GRACE DISTINCTIONS #5

GRACE DISTINCTIONS #5 – by Jack Cottrell

V. OBEDIENCE TO LAW and OBEDIENCE TO GRACE. This next distinction grows directly out of the previous one. If there are two kinds of commands, then there must be TWO KINDS OF OBEDIENCE. Most of the time our obedience is the way we respond to the Creator’s law commands. We are simply obeying our everyday law code. E.g., every time we speak the truth, we are obeying a law command of God (Eph. 4:25). Honest payment of taxes is obedience to God’s law (Rom. 13:6-7). Living peaceably with our neighbors is obedience to our law code (Rom. 12:18). Not doing things that are forbidden by the Creator is also obedience to law commands (e.g., not stealing, not using bad language—Eph. 4:28-29). Our law code includes literally hundreds of such commands, and we are living in constant yet mostly unconscious obedience to them.

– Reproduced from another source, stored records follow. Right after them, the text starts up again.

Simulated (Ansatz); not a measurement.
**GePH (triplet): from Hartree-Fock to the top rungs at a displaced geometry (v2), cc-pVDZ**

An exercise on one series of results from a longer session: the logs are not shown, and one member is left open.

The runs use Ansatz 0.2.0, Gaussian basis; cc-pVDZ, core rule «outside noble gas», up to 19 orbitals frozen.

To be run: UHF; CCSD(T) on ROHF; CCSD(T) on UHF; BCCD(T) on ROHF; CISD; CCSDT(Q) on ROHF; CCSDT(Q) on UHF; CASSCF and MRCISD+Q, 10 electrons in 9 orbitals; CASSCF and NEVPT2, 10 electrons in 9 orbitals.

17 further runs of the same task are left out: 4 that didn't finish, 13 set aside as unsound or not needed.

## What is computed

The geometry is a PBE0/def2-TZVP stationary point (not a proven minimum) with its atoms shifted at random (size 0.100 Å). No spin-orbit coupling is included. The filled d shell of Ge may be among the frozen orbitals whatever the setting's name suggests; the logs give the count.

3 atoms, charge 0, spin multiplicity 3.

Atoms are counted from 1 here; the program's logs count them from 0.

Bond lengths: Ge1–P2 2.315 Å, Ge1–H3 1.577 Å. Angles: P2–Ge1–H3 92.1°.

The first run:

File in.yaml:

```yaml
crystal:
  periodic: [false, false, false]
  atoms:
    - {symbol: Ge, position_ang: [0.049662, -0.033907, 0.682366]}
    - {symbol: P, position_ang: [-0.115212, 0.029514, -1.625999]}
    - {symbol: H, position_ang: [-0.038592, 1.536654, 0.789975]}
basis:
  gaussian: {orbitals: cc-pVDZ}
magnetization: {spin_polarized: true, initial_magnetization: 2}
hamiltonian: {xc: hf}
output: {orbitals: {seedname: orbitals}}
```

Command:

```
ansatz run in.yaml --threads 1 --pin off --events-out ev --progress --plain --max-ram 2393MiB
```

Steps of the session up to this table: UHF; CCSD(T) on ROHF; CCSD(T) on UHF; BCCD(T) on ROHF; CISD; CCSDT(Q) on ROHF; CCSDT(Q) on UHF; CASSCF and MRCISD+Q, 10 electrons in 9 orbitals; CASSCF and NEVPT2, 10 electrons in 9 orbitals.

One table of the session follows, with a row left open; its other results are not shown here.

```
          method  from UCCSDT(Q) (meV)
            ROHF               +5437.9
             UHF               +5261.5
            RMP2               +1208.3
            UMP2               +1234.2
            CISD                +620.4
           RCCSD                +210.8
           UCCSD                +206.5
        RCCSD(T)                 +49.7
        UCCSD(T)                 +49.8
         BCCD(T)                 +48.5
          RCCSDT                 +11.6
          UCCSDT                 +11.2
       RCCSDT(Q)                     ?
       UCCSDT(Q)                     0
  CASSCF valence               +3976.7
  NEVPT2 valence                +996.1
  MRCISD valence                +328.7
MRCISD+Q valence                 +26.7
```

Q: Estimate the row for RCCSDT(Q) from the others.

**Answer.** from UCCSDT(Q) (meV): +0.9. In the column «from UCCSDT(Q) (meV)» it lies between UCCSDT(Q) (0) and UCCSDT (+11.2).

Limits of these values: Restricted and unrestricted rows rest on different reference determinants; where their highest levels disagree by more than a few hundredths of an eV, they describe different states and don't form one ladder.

On the other hand, especially when we are in the process of becoming a Christian, we are obeying the GOSPEL commands. God gives us these commands not because he is the boss and not just because he wants to inform us of how a good human being is supposed to live. And we obey these gospel commands not simply to please our Creator, but because we want to be saved from our sins. These grace commands show us the way to be saved; they tell us what WE must do to receive salvation.

This second kind of obedience is called “obeying the gospel.” Twice Paul says that failure to obey the gospel is a main reason why people are not saved. Speaking specifically of Jews who were lost, he says, “They have not all obeyed the gospel” (Rom. 10:16, literally translated). Speaking in general Paul says that at Christ’s return he will inflict “vengeance on those who do not…obey the gospel” (2 Thess. 1:8). See again 1 Peter 4:17.

Obeying the gospel includes doing all the things the Savior-God says the sinner must do to receive salvation. This includes believing on Jesus (John 3:16; Acts 16:31); repenting of sin (Luke 13:3; Acts 2:38); confessing Jesus as Lord (Rom. 10:9-10); and being immersed into Christ (Acts 2:38; Acts 22:16). Even as Christians we continue to obey the gospel commands to believe and repent, as we nurture in our hearts the ongoing attitudes of faith in Jesus and repentance toward sin.

Every act (and attitude) of obedience, including obedience to law commands AND obedience to grace commands, is a human work in the general sense of “something we do.” Faith itself is a work in this sense, as is baptism. Yet such “works” (things we do) are perfectly consistent with grace since they are not obedience to law commands, but obedience to the grace commands of God as Savior. (See the next entry.)

Obedience to gospel commands is like a rescuer saving a drowning man by throwing him a rope and yelling “Grab this rope!” Technically that’s a command, but grabbing the rope and being pulled to safety are pure grace. Another analogy is a group of fire-fighters on the ground holding a net under a third-story window in a burning building, and yelling “Jump!” to a woman trapped in the building. In this case “Jump!” is not a law command but a grace command, and the person obeys the command in order to be saved.